A POOR score by Irish adults in a major international survey on reading, maths and digital literacy skills has sparked warnings about how well equipped the population is for modern-day living and working.
Almost one in five – 18pc – of Irish 16- to 65-year-olds have difficulty with simple literacy tasks such as reading labels, information on supermarket packaging or the instructions on an ATM machine.
While it is an improvement on the 22pc in a similar survey in the 1990s, it is slightly below the average of 17pc found in the landmark 24-country Survey of Adult Skills by the Organisation for Economic Co-operation and Development (OECD).
When it comes to numeracy, Ireland performs significantly below the international average – both for those at the lower and upper end of the maths proficiency scale.
About one-quarter – 26pc – of Irish adults score at the lowest level for numeracy, against an international average of 20pc.
Meanwhile, only 36pc of Irish adults perform at the upper end, much lower than the average 47pc.
The survey also examined digital literacy skills, testing ability to use a number of common computer applications, such as email, spreadsheets, word processing and internet browser, to complete tasks.
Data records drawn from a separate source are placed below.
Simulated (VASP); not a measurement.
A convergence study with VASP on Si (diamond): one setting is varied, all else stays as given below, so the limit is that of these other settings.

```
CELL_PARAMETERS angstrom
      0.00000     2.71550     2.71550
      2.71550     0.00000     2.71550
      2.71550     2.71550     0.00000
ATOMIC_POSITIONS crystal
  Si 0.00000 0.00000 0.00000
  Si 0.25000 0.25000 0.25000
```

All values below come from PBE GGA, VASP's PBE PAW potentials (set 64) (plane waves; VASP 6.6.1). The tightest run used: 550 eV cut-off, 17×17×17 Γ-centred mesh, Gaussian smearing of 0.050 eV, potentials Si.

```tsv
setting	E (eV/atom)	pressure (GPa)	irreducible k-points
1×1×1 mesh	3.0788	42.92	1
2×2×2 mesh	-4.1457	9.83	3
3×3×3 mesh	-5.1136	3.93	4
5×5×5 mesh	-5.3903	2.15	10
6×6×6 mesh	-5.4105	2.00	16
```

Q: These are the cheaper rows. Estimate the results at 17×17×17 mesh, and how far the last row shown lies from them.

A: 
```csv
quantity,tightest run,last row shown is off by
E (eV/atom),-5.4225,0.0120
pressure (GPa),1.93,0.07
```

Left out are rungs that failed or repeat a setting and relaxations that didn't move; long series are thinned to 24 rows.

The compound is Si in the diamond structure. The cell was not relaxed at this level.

Again, Irish adults compare unfavourably, with only one-quarter – 25pc – performing at the upper end of the technology skills scale, compared with an international average of about one-third – 34pc.
The proportion of Irish adults deemed to have lower digital literacy skills was broadly in line with the international average.
Education Minister Ruairi Quinn admitted that Ireland's overall performance on literacy, and particularly numeracy, was "not as strong as I would have liked".
But the findings provoked a stronger reaction elsewhere.
Tony Donohoe, Head of Education Policy at IBEC, the group that represents Irish business, said it was a serious wake-up call for the Irish education system and demanded an urgent response.
He said while Ireland was below average in terms of literacy (17th), numeracy (16th) and problem solving (18th), "even more alarmingly", the performance of young Irish adults (16-24 years) was no better.
"Basic skills determine an individual's participation in employment, education and training, and have implications for their health and civic engagement.
"They also affect the competitiveness of the economy," he said
Mr Donohoe said the Government had already announced a number of initiatives in the literacy and numeracy area and "the priority now must be implementation".
Una Halligan, chairperson of the Government's Expert Group on Future Skills Needs, said ensuring people with the right skills at every level, including literacy, digital literacy and numeracy, were available to enterprise was critical for economic development and job creation.
She said skills requirements for entry-level positions were rising, while individuals who did not have the basic literacy, numeracy and digital literacy would struggle with adapting to changing work practices.
Inez Bailey, director, National Adult Literacy Agency, said the survey confirmed findings from other reports that people with the lowest skill levels also had low educational attainment, earn less, were more likely to be unemployed and have poorer health.
The study was carried out in late 2011 and early 2012, and involved almost 6,000 16- to 65-year-olds in Ireland.